UPDATE 2.30pm: Investors have fled Navitas after Macquarie University in Sydney decided to end its agreement with the education services provider and set up its own college for students seeking pathways from high school into university.
Navitas said its Sydney Institute of Business Technology (SIBT) partnership agreement with Macquarie would be extended for another year until February 2016 but would end after that.
"By the first semester of 2016, Macquarie University intends to offer its own on-campus pathway programs," the company said in a statement.
"From this time, SIBT will continue to operate a Sydney CBD location and place students into Macquarie University as a Streamlined Visa Processing (SVP) partner.
"This arrangement is subject to annual review."
Macquarie deputy vice-chancellor (international), Professor Jim Lee, said while the university and Navitas had enjoyed a long and successful partnership, the university had evolved and grown to a stage where the time was right for it to establish its own pathway college.
"Now in our 50th year, Macquarie has matured into a well-known and highly regarded research-intensive university." he said.
"Given our trajectory and our new strategic framework under the guidance of a new vice-chancellor and leadership team, it makes perfect sense to invest in our own pathway college, as many other prestigious universities have done before us."

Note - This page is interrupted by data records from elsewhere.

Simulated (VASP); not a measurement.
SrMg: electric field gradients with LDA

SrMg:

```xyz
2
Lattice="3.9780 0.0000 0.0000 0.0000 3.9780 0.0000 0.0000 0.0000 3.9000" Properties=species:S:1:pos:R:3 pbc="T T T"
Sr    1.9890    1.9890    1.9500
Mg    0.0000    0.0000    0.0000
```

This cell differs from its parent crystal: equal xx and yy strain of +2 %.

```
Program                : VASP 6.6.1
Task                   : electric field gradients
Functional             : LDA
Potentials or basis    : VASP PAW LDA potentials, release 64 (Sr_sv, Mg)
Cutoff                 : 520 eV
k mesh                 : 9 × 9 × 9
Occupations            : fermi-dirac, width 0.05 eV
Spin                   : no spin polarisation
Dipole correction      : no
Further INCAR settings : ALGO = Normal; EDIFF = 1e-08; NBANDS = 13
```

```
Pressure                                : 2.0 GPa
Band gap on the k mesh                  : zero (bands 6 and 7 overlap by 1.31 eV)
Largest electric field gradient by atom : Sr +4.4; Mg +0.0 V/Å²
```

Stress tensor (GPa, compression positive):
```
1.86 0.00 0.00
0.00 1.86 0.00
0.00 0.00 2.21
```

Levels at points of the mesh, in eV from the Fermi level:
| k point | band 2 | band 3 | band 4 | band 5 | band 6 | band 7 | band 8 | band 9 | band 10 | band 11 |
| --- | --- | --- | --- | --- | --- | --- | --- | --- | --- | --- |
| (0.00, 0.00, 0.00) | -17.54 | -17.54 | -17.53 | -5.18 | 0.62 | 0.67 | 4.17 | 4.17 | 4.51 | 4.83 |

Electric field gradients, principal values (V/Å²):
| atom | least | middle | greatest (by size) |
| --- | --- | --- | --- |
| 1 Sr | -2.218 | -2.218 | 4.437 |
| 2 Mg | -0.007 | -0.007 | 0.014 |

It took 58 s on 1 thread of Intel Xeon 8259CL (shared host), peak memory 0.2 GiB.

Professor Lee said the university would work closely with Navitas to ensure the administrative change did not affect current students.
Students enrolled in SIBT prior to the opening of the new college would still be eligible to transition to Macquarie upon successful completion of their pathway studies.
Navitas chief executive Rod Jones said the loss of SIBT's capacity to deliver programs on Macquarie University's North Ryde campus was disappointing and would likely result in a one-off decline in growth in university programs earnings which would impact the second half of FY2016 and the first half of FY2017.
"It is expected that this impact will be mitigated by other growth initiatives," he said.
Mr Jones reaffirmed previous EBITDA guidance for the recently ended financial year but warned of a one-off, non-cash goodwill impairment charge of up to $40 million.
The news sent Navitas shares plummeting more than 30 per cent as investors feared the decision called in to question the company's entire business model and speculated that other institutions might follow Macquarie's lead.
The slump wiped about $1 billion off the company’s market capitalisation and shaved about $100 million off Mr Jones’ personal net worth, based on his 12 per cent stake in the company.
However Mr Jones defended the company's University Programs business model, saying it continued to enjoy growing enrolments.
"Navitas' broader growth strategy across University Programs, SAE and Professional and English Programs will continue to deliver value for students, partners and shareholders well into the future," he said.
Navitas shares closed down $2.18, or 30.97 per cent, at $4.86 after touching an intraday low of $4.43.